Jio Financial Services, a subsidiary of Mukesh Ambani’s Reliance Industries, is reportedly in discussions to acquire Paytm’s wallet business, following the Reserve Bank of India’s (RBI) ban on Paytm Payments Bank from accepting deposits or credits. As per reports, shares of Jio Financial surged by up to 14% upon revelations of ongoing talks between Paytm’s parent company, One 97 Communications, and Jio Financial, along with HDFC Bank, regarding the potential acquisition of Paytm’s wallet business.
The discussions between Paytm and Jio Financial allegedly commenced in November, while talks with HDFC Bank were initiated shortly before the RBI’s ban on Paytm Payments Bank. This potential acquisition is viewed as part of a larger rescue plan for Paytm, which is facing an existential crisis due to regulatory constraints.

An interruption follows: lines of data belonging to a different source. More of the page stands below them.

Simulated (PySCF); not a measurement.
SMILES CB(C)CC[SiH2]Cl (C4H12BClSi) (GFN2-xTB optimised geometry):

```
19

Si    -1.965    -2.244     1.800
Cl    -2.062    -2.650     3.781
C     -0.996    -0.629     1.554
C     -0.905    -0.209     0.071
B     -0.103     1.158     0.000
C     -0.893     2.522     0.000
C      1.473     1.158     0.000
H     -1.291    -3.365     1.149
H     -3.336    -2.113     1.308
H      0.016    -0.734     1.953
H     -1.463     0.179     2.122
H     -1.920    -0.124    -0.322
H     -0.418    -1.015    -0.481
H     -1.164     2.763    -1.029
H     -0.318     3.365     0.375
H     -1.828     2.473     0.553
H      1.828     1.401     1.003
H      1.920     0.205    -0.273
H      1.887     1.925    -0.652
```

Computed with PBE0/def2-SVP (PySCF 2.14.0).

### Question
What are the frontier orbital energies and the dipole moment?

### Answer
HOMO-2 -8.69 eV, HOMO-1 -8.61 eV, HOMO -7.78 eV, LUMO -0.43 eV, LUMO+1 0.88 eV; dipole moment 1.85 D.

Paytm has been embroiled in controversy and regulatory scrutiny, particularly regarding potential money laundering activities through its platform. Despite Paytm vehemently denying all allegations, its shares experienced a sharp decline of 42% within just three days following the RBI’s directive.
Jio Financial’s ownership of Jio Payments Bank, equipped with re-platformed digital savings accounts, bill payments, and a network of 2,400 business correspondents, positions it as a frontrunner in the race to acquire Paytm’s wallet business. During a virtual town hall with employees of Paytm Payments Bank Ltd (PPBL), Paytm CEO Vijay Shekhar Sharma reassured the team, emphasizing their commitment to understanding the situation and seeking resolution with the RBI.
The potential acquisition by Jio Financial introduces an intriguing dynamic to the unfolding narrative in India’s financial technology sector.